Here’s how you’d expect this to work, based on long-standing practice, our laws, and the rules and regulations we all agree to follow, lest we fall into chaos:

An entity identifies the presence of valuable minerals in the ground and puts together a plan to safely and responsibly extract those minerals so they can be used by all of us in our cellphones, cars and other daily necessities. Our government and regulatory agencies then carefully review the plan, gathering input from the public, experts and others and making sure the plan really will work and will comply with stringent state and federal environmental protection laws and other measures. Everyone agrees the review is so critical it can take years to complete; no one even balks at that.

One could assume, then, that by issuing the ruling they did last week — a ruling to pretty much kill a potential underground precious-metals mine near Ely, Minn. — the U.S. Bureau of Land Management and the U.S. Forest Service had concluded such a review process and had determined, scientifically or otherwise, that what was being proposed wasn’t possible or couldn’t be done in an environmentally safe or responsible way.

Such an assumption would be wrong. So wrong.

In this instance, a company, Twin Metals, hadn’t even proposed a specific mining project yet. There was no plan to review. The company was still exploring, determining what was underground and how it might want to propose getting it out. The exploration was being carried out via mineral leases that were first issued in 1966 and had been renewed as a matter of routine since then.

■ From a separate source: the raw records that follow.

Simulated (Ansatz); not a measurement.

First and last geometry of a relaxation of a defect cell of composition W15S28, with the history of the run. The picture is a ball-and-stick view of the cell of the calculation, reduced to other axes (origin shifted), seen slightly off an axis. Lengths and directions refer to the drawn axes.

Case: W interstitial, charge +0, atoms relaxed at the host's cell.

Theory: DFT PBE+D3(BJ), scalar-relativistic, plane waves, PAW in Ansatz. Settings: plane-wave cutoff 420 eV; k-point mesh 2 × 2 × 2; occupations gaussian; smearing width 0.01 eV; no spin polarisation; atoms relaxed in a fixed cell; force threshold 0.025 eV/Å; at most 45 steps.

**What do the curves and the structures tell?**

But the mineral leases were rescinded suddenly and prematurely last week. Why? Politics seems the likeliest explanation. Call it 11th-hour overreach by a lame-duck administration bowing to the wishes of environmental supporters before a new, less-friendly administration takes over.

U.S. Rep. Rick Nolan, who represents Ely and the rest of northeastern Minnesota, called the ruling “a real slap in the face” to the Minnesota Iron Range.

As Minnesota Gov. Mark Dayton did in March when he used the state Department of Natural Resources to curb prospecting by Twin Metals on state lands near Ely, the federal agencies usurped a proven process, tossing it aside and pretending it doesn’t exist.

Was it any wonder Twin Metals immediately said it’d pursue legal action? Was it any wonder its officials already were looking forward to new leadership in Washington? The company has $400 million into what could be a $3 billion private investment in our state, a badly needed investment with the promise of nearly 1,000 good-paying, family-supporting jobs.

None of this is to suggest that those who stand opposed to a potential Twin Metals mine near Ely don’t have legitimate concerns. They do. Precious metals mining has a less-than-exemplary record. And the Boundary Waters Canoe Area Wilderness is near the site being eyed. If mining can’t be done in a way that protects water from pollution, it shouldn’t be allowed.

But the process, with its science and stringent reviews, has to determine that, not bureaucrats and politicians with questionable motives, incomplete information and political biases.